The battle over taxes and job creation is heating up in Washington.
NEW YORK (CNNMoney) -- Raise taxes on the rich, and you'll put the nation's "job creators" at risk.
It's a ubiquitous Republican talking point: Congress must keep the top two rates at 33% and 35% -- instead of 36% and 39.6% as President Obama wants.
The argument: Many small businesses file taxes under the individual tax code.
But while that argument makes for a good bumper sticker, it's a misleading simplification of a complex policy issue.
"The Republican claim that this is a tax increase on a large fraction of employers is just not true," said Howard Gleckman, a resident fellow at the Urban Institute.
In sharp contrast to the rhetoric, current data suggests small businesses don't create an outsized number of jobs, very few small business owners fall into the top two tax brackets, and tax cuts for small businesses are ineffective stimulus measures.
Relatively few small businesses would be affected: Extending the tax cuts for top earners for another decade would come at a significant cost -- nearly $1 trillion in added debt over a decade.
But small businesses wouldn't see much of that cash.
Only 2.5% to 3.5% of small businesses would be affected by an increase in those two rates, according to the nonpartisan Congressional Research Service.
Instead, almost all individuals who report business income fall into lower tax brackets, where both Democrats and Republicans want to retain current rates.
And some of the businesses that do fall into the top two brackets are not what Americans typically consider "small businesses." They are doctors and lawyers and members of limited partnerships, not mom-and-pop store owners.
According to CRS, 80% of tax cuts in the top two brackets would go to non-businesses.
Small businesses are not job-creation heavyweights: It's the central premise of the argument to keep the current rates: Small businesses drive hiring. While frequently cited in political circles, it's not quite true.
First off, definitions of what exactly constitutes a small business vary greatly.
But a new report from the Treasury Department found that only 20% of small businesses in 2007 even had employees.
"It turns out most of the firms those politicians define as small businesses don't hire or invest very much at all," Gleckman wrote in a blog post on the subject.
Of course, small businesses do create a lot of jobs -- but at the same time, new ventures fail at a prodigious rate -- wiping out jobs just as fast as they are created.
According to CRS, "small businesses contribute only slightly more jobs that other firms relative to their employment share."
And a smaller, very specific, subset of that group -- startups -- drive most of the job growth. Established firms, even small ones, hire far fewer workers.

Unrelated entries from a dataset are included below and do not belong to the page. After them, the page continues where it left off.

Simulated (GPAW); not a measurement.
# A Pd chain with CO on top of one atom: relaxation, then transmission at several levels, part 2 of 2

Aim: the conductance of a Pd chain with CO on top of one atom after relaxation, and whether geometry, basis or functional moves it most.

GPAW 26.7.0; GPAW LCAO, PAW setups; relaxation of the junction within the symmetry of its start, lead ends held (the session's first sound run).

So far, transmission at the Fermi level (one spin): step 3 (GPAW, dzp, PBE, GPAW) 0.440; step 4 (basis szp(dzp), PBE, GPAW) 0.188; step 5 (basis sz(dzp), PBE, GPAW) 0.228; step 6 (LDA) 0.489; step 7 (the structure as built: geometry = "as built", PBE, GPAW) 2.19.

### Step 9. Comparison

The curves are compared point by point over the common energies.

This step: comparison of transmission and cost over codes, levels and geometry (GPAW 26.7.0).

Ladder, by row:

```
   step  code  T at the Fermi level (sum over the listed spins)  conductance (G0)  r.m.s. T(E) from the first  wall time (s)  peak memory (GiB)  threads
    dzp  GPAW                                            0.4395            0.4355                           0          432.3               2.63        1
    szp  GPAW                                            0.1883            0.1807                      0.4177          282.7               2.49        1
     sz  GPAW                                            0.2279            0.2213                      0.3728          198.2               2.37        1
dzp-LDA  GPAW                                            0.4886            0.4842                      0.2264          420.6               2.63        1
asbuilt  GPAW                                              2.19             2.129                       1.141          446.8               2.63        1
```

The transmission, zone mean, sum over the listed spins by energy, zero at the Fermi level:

Tax cuts aren't powerful stimulus: Would an increase in tax rates mean fewer jobs are created? Maybe not.
"The primary thing standing in the way of hiring is not taxes, it's lack of demand in the economy," said Leonard Burman, a professor at Syracuse University's Maxwell School.
Over the long run, most research suggests modest tax rate increases "would have little negative impact on long-term economic growth and job creation," according to CRS.
Alan Viard, a resident scholar at the conservative American Enterprise Institute, said that tax cuts do little to stimulate aggregate demand in the economy. But, he added, higher marginal rates would cut into some firms' incentive to earn additional income.
Still, the rhetoric? Unconvincing.
"Politicians have this irrational romanticization of small businesses," Viard said. "There are no economic grounds why a small firm is better than a large firm."